… Measure what matters!
In general, Key Performance Indicators serve two purposes. KPIs communicate what is important and, when a target is attached, what the expected level of performance is. That is why KPI management and selection is critical to executing your strategic plan. Behaviorally, KPIs also focus organizational and individual attention on the objective that is seen as “key” to reaching your desired goals. For these reasons, the question of “What should you measure” is important.
In the government sector, measurement can be difficult. There may be organizational and political reasons why rigorous measurement is avoided. For example, if a city’s Department of Social Services' productivity performance is pursued, i.e. an input vs. output measure, and the performance is tracked and made public knowledge, there may be a potential for political rivals to use it against the incumbent in the next election. This can occur when the results do not hit the targeted performance level even though improvement was achieved. Or, if a federal government agency tracks Budget Efficiency and productivity improvements are made to chartered services, delivering a service below budget, the resulting budget surplus may be taken away in the next year... not a great incentive to reduce expenses. Examples like these tend to mitigate the use of results oriented KPIs in government sectors. Instead, they may opt to develop KPIs that track activities and not results. Who can argue with being busy?
So, what does it take to overcome these potential structural problems surrounding measurement in the public sector? The answer is courageous leadership supported by delivered performance. In the first instance, the leader must insist on results oriented KPIs and not continue to track activity measures. They must assume the potential personal and organizational risk of challenging the organization to improve performance in the delivery of essential services. Coupled with the performance challenge they need to commit to allocating – or reallocating – public funds to accomplish the results. How often have you seen good ideas dashed by lack of funding? Where required, there may be a need to reallocate the available funding to accommodate the change in priorities. This may necessitate defunding the way things have always been done in the past in order to support the things that need to be done in the future. This has the potential to disenfranchise current stakeholders – incumbent employees/departments as well as external supporters.
Internally, leaders must also ensure there is a real sense of accountability for delivery of results by all employees in the department. Accountability is best secured when it is coupled with visible leader support. Not only the financial support to do the work but the Human Capital support to ensure the right people are in the right jobs. Leaders can sustain these efforts by delivering results, publishing results using KPIs and by positively recognizing and reinforcing accomplishments (you should note that I did not say “recognize activity”).

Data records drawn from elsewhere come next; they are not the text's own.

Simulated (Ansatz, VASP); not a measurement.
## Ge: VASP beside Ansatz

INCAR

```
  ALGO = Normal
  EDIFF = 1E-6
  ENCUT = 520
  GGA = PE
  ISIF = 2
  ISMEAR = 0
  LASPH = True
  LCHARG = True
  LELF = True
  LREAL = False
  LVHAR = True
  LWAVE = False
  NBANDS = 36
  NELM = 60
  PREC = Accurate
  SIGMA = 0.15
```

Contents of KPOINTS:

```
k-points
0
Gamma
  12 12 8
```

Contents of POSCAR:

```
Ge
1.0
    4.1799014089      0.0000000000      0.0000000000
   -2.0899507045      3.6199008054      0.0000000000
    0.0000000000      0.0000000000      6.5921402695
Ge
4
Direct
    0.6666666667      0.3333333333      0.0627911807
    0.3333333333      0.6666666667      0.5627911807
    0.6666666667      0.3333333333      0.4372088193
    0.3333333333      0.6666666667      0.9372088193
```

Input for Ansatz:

Finally, it has been said that “nothing succeeds like success”. When an individual, team or organization delivers results and are positively recognized for their accomplishments, they will tend to repeat the practices and behaviors that drove the results. Many have said that “Measures don’t Motivate” but the appropriate use of KPIs when used as a reinforcement tool and not as a mean to punish, will tend to focus behavior that delivers results. So, measure what matters and what matters is results!